Moving Stop Up to Breakeven: Helpful or Harmful?

Moving Stop Up to Breakeven: Helpful or Harmful?

  • Helpful

    Votes: 40 51.3%
  • Harmful

    Votes: 38 48.7%

  • Total voters
    78
I wish I could remember the web site I saw it on. Someone did a fairly detailed study on this subject. Obviously the study considered THEIR methodology. The results, as I recall, suggested it's best to move the stop to BE so long as your NOT moving too soon. Of course what "too soon" is depends on individual time frames and methods.

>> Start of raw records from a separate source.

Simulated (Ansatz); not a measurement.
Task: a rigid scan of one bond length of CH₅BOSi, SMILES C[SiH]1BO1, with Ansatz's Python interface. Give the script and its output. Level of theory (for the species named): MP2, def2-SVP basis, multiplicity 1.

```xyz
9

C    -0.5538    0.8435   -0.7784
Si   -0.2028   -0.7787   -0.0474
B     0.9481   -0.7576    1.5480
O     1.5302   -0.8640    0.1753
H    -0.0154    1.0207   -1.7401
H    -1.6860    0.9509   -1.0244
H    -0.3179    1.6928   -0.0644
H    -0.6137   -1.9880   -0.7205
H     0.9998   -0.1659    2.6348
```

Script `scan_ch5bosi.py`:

IF price seems to be trending I'll use a trailing stop. My % win declines but overall
PnL improves.
 
Quote from allenhobbs:

Here's my take on this topic.

There is not right or wrong. All trader's SHOULD have a set of rules with directs their trade management and only tweak those rules if the market conditions change. It's easy to look in HINDSIGHT and say this trade was a huge runner, that one was a killer (thank God for my stop) and so on.

Before the recent upheaval and huge top to bottom swings, the ES in particualr was a fairly range bound market and getting a +10 net change was not the norm. Okay.

Personally, I think entires are infinitely more important than exits, especially in high volatility like we've recently witnessed. My method is pretty accurate and I don't often face the prospects of a quick stopout, so the challenge is where to take the profit before it evaporates. Also, I feel like a moron for letting a winner turn into a loser. Remember, this is real money here, not some video game. Also, I am extremely skeptical of those traders who profess to now where the market is going, so they can exit their trade at some forecasted level many many points away from their entry. Some pros believe that every trade is a scalp unless proven otherwise, thus they get to breakeven quickly and then manage the trade for profit.

Have you ever watched a skilled--or at least lucky--gambler on a hot craps or black jack table? He will always take back chips to break even or a small profit before pressing his bets to play with house money. Why? Fortune and lady luck can go away at anytime and the GOAL is to take the casino's money, not to see if this shooter can hold the dice for 30 minutes. It's called money managment. Ultra important in a negative expectancy game.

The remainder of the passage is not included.